What I've been keeping from you

It's been for no other reason that I was rushed and then uninspired. This is my new favorite banana bread recipe. It's been met with extreme satisfaction.

I was very pleased to return home last week to a batch of bananas browning on the counter. Banana bread time, I thought happily. There was already half a loaf of the ginger-chocolate take in the refrigerator, but I had a trip to Montreal approaching, a special someone there who thinks banana bread is just fine, and a special request for a loaf made with butter. Plus, banana bread is one of my favorite things to bake, and its batter is one of my favorite to sample.

I made this slightly cinnamon loaf and discovered that a house can never have too many banana breads hanging around.

Cinnamon and Chocolate Chunk Banana Bread

There is always and always has been a banana bread in the fridge at my parents' house. The best part of my mom's recipe was always the sugar she sprinkled atop the loaf's center before baking. She'd use turabin or just plain white, but since I was already straying from her traditional recipe I took the chance to go wild with the sugar. Cinnamon anyone?

for the bread
3 very ripe large-ish bananas
1 ½ c all-purpose flour
1 c sugar
1 stick unsalted butter
2 large eggs
1 tsp ground cinnamon
1 tsp baking soda
½ tsp salt
¼ c honey
¼ c milk (I used 2%, but whatever you have should work fine)
1 c dark chocolate chunks

for the topping
1 1/2 tbsp light brown sugar
1/2 tbsp white granulated sugar
1 tbsp ground cinnamon

Preheat the oven to 350° F. Coat a a 9 x 5-inch metal loaf pan with cooking spray, or line it with parchment paper, with the excess draping over the sides. (So you can remove the loaf without jeopardizing the topping.)

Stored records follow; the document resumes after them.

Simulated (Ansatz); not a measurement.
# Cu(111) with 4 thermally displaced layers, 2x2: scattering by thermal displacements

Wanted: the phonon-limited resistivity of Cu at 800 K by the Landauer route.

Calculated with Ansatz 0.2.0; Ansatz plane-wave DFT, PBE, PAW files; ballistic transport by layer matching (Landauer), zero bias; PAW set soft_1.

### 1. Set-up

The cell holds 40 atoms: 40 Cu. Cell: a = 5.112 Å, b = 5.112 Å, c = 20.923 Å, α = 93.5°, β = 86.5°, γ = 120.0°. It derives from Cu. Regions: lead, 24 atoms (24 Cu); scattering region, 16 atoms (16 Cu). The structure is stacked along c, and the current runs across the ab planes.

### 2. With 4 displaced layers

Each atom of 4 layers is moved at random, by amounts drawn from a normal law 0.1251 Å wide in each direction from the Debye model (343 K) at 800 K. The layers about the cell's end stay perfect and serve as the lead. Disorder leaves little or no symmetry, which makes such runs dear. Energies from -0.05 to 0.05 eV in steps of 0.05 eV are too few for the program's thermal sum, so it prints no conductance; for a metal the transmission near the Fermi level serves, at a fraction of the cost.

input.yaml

Melt the butter. In a medium bowl, combine the flour, sugar, cinnamon, baking soda, and salt. Mash the bananas in a large bowl. Add the butter, eggs, honey, and milk. Mix until just combined. Add the dry ingredients to the wet. Toss in the chocolate chunks and stir well. Pour the batter into the prepared pan.

In a small bowl, mix together the topping ingredients. Sprinkle them evenly over the batter.

Bake the bread on a middle rack for 50 - 60 minutes. A toothpick inserted in the center should come out clean. Cool the bread in the pan for 30 minutes, or, as I sometimes do, dig in while it's still warm. Watch the chocolate chunks - they burn!

This bread is delicious and lasts longer when refrigerated.


  1. thanks you will be seeing a similiar version very soon!!!!!!!!!!...my new fav too

  2. Hey Jenny--
    That bread sounds amazing. I can almost taste it. I'm in Cordoba still, where the regional specialty is their alfajor. They're made with a different kind of cookie (though not so different) and are "glaceado" with like, a royal icing (that's the kind with powdered sugar, right?) They also tend to feature fruit fillings, more often than dulce de leche. I've sampled a few, and while they're pretty tasty, I still hold that La Nona's are the best. I'm heading to Salta tonight and then back to Cynthia's next weekend. Have a great time in Montreal! Besos --S.